All Blacks great Dan Carter has revealed he feared for his life in two violent incidents in South Africa early in his career.
Carter tells of a vicious beating suffered by members of his New Zealand under-21 team during a late-night incident in Johannesburg in 2002.
A year later, he says he was robbed and threatened with being shot by assailants in Cape Town.
The episodes are outlined in Carter’s autobiography released in the wake of his match-winning performance in New Zealand’s Rugby World Cup triumph.
The 33-year-old world record point-scorer has retired from the international game and will leave next week to take up a contract with Paris-based club Racing 92.
Carter wrote that several players were caught up in the first South African incident following New Zealand’s final game at the 2002 Junior World Cup.
He says after several hours of drinking, the players were advised to leave a nightclub and when they did so, scuffles broke out.
Carter and another future All Black, Luke McAlister, left the scene at that stage.
“We didn’t know it yet, but that one random, somewhat selfish decision might have ended up saving our lives,” he said.
“As soon as we left things exploded. Players started brawling with the bouncers.
“It became a scene of extreme violence, and guys from both sides were getting seriously beaten up. The whole thing had a level of violence way beyond the average pub brawl.
“Then gunshots rang out.”
Carter says New Zealand squad members sought refuge in team vans.
He remembers future All Black Sam Tuitupou being pistol-whipped.
“There were guys with blood everywhere, guys missing teeth, guys with eggs on their heads, broken noses, black eyes.
“It was horrifying. Everyone was terrified, scared for their lives.”
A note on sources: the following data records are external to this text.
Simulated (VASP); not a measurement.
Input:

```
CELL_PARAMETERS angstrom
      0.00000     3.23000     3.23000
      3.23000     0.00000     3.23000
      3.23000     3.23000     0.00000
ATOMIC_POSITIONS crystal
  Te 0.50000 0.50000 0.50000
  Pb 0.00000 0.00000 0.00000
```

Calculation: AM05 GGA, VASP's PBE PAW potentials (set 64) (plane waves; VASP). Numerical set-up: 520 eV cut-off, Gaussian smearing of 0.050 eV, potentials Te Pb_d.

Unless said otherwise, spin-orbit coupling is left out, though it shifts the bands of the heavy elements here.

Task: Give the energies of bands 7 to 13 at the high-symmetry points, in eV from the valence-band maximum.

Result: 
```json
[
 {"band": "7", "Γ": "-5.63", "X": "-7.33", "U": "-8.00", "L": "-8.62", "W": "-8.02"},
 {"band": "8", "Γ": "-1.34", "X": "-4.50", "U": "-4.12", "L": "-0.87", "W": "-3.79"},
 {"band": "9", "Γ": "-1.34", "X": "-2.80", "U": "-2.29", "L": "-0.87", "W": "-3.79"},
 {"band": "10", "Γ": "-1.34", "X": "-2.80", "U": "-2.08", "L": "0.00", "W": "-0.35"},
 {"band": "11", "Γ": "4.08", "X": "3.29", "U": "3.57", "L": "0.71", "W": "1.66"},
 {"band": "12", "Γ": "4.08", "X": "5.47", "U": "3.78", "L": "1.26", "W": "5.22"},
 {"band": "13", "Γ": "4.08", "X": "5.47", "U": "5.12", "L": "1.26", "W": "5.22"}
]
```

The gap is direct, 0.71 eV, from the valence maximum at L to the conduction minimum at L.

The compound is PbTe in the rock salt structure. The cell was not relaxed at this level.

Carter was in Cape Town in 2003 with the Crusaders during a Super Rugby trip when he became isolated one night.
He was pinned against the wall by two men who demanded his phone, something the young playmaker initially refused to do.
“‘Get your gun out and shoot him’, I heard. My blood ran cold,” he wrote.
“I handed him the phone, put my head down and walked off as quickly as I could, my pulse racing, entirely sobered up.”